Archives for posts with tag: LP

“Tell Me” is the second song of an ambitious 14 song double LP of lost Dunedin music by Charcoal Burners. Choosing just one song to feature was a fraught task. “Tell Me” seemed to best encapsulate in one relatively brief song all the jangling, squalling, cyclical, melodic wonder in his amalgam of 70’s rock (Neil Young & Crazy Horse especially), hardcore-post-punk-via-shoegaze (part Hüsker Dü, part Ride, part Velvet Crush), all as re-imagined from within the hyper-busy, perhaps obsessive mind of sometimes Dunedin musician Andrew Spittle.

Since 1990 Andrew Spittle – under his own name and with bands Dating Godot, Das Phaedrus, All Red Cables and now Charcoal Burners – has independently released over 40 albums of original music as well as a handful of singles and EPs titles. The earliest releases were cassettes, progressing to Compact Disc and eventually digital releases via Bandcamp.

Just to confound and confuse, this new release on gatefold double LP called “The Scottish Play”, which is attributed to Spittle’s most recent Charcoal Burners iteration, was initially released as a Dating Godot album in 2002. Spittle was the only remaining member of the band when it was recorded, Dating Godot having dissolved after the release of 4 (!) albums into the void the previous year, so I guess 18 years on he can chose whichever name he wants to release it under.

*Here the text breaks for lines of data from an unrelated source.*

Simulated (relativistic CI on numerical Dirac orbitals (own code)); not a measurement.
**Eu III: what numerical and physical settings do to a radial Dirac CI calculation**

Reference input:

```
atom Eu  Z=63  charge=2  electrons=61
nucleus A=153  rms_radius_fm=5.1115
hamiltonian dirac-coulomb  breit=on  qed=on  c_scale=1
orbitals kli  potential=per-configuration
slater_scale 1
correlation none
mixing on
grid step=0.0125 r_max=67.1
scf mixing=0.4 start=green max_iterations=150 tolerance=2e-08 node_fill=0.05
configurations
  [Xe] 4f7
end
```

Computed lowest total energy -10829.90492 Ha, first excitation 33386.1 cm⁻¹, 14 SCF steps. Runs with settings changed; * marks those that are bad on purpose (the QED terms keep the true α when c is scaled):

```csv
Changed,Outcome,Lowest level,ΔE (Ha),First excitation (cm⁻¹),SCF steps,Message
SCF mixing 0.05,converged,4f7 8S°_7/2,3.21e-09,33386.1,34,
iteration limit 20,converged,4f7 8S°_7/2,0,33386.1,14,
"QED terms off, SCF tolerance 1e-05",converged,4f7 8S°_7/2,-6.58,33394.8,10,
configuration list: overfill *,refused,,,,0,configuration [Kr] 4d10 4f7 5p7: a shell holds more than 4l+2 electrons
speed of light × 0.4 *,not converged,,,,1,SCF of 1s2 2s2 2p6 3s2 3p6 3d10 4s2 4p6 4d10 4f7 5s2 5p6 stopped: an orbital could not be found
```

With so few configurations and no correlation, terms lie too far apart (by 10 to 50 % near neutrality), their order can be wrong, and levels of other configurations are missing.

The album features a few piano based songs, and some acoustic neo-folk, but the predominant theme is overdriven guitar rock, and an unusual but successful blend of traditional guitar rock, post-punk’s hardcore and grunge sonics, appropriated drum loops, and the textured layered soundwalls and submerged vocals of shoegaze. It’s a wonderful album, full of variety, melody, and a lot of mystery and haze.

While the album title references the alternate name used by superstitious thespians for a certain Shakespeare play, this is only loosely a ‘concept album’ and any themes around obsessive ambition and regret appear to be the personal reflections of the songwriter. But, as with the play, the story (lyrics here) sometimes offer coded universal themes.

I’d heard of Dating Godot, and saw their prolific CDs in Echo Records here in Dunedin at the time. But, without hearing them, I didn’t understand where they fitted into the music I liked. So having “The Scottish Play” (re)released in the imposing and enduring format of a double LP 18 years on is a revelation, and the discovery of a seam of ‘lost’ (overlooked) Dunedin music from the past. Having never heard this, or the band, before, there’s no aura of nostalgia. The use of drum loops ‘sampled’ painstakingly from favourite albums also gives the album a curiously contemporary but timeless feel. Like that Scottish castle, this album feels haunted by ghosts.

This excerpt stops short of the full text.